December 22, 2024
The one question that unravels them, every time, is: “What kind of Palestinian state do you want?” They don’t know.

We don’t hear much about the Palestinian cause, between wars.

The late Palestinian intellectual Edward Said defended Yasser Arafat — who was then still a notorious terrorist, not yet a corrupt kleptocrat — by saying that his sensational violence at least kept the Palestinian cause from disappearing entirely from the world’s consciousness, and kept the Palestinian diaspora unified, even at the moral price of backing terror.

Said wrote that 50 years ago. But it is almost exactly the same argument used by the Hamas leaders who spoke to the New York Times this week, telling the western public that without their attack on Israel — with all its horrific atrocities — that the Palestinian cause would have been forgotten, left behind in the progress of the Abraham Accords and in the excitement of a “normalization” deal between Saudi Arabia and Israel.

It is worth asking whether the Palestinians could have done something else in those 50 years to advance their cause, beyond killing Israeli civilians. Or whether violence against Israelis is the Palestinian cause, and how it came to be that way.

After all, you never see pro-Palestinian activists doing much to help “Palestine” between wars — and this time, they started marching after the terror attack, not the Israeli response.

It is easier to destroy than to create.

Let’s rewind to the beginning.

Israel is the spiritual homeland of the Jewish people, and has been for many thousands of years. Jews have lived there continuously for millennia, and even during periods of exile and dispersion, they still faced Jerusalem during prayer — as Jews still do today.

The idea of creating a Jewish state emerged in the late 19th century as a response to persecution in Europe, and Jews began moving back.

A generation or so later, in the early 20th century Arabs living in the region began to feel their own national stirrings, and the Palestinian Arabs were no different — though initially, they wanted to be part of a broader Arab empire, not a separate state.
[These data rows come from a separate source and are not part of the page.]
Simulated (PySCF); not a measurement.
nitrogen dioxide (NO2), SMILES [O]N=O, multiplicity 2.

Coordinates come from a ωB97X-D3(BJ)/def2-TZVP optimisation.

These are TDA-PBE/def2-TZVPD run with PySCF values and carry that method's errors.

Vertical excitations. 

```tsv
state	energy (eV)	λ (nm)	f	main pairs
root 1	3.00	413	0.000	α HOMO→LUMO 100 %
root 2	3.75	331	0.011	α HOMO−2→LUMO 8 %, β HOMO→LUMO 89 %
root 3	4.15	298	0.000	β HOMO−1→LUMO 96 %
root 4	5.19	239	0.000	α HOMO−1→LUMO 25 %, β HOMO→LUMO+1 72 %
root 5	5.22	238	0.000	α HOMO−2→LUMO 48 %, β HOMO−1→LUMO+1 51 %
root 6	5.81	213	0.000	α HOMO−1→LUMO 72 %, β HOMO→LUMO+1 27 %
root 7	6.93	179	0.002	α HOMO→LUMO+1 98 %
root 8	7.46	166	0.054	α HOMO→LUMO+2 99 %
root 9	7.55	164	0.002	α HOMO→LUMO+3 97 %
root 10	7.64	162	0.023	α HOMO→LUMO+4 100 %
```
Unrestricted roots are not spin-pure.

When the British took over from the Ottoman Empire after the First World War, with a Mandate from the League of Nations, they struggled to reconcile promises to both sides.

The dilemma was difficult to solve, but dividing the land seemed the least bad option. This was acceptable to the Jewish side, which simply wanted sovereignty of any kind — especially with the growing danger to Jews in Europe.

But the Arabs — who were only known as “Palestinians” much later — clung to the idea that there could be no Jewish state at all, and not even any Jewish immigration, not even refugees from the Nazis.

The man most responsible for this intransigence was named Hajj Amin al-Husseini. The British sought to appease him by appointing him Grand Mufti of Jerusalem. He abused that position to foment riots against Jews, most notoriously in the Hebron massacre of 1929. The British tried to keep the Arabs onside in the Second World War by banning Jewish immigration, but al-Husseini sided with Hitler and the Nazis anyway.

There has never really been a reckoning with this history. The Palestinian Arab leadership collaborated with Hitler and made sure, through pressure on the British, that Jews had nowhere to escape.

After the war, the Germans were “de-Nazified” through public acknowledgment of Hitler’s crimes. But that never happened in the Arab world, which still incubated Nazi antisemitism alongside radical Islamic sentiments.

In 1947, the newly-formed United Nations tried to tackle the same problem that had vexed the British, and came up with the same answer: partition into a Jewish state and an Arab state.

But the Arabs decided to destroy the Jewish state rather than build their own, and declared war. They lost, and the same pattern has repeated itself for decades. The Palestinians have aways rejected statehood in favor of violence.

Up to 2000, it was possible to believe that some Palestinian grievance justified the rejection. But when then-President Bill Clinton offered Arafat nearly all of the West Bank, and shared sovereignty over Jerusalem’s holy sites, and possible compensation for Palestinian refugees, Arafat walked away. He then launched a cynical and destructive campaign of terror that Hamas, the Islamist rival of Arafat’s nationalists, continued.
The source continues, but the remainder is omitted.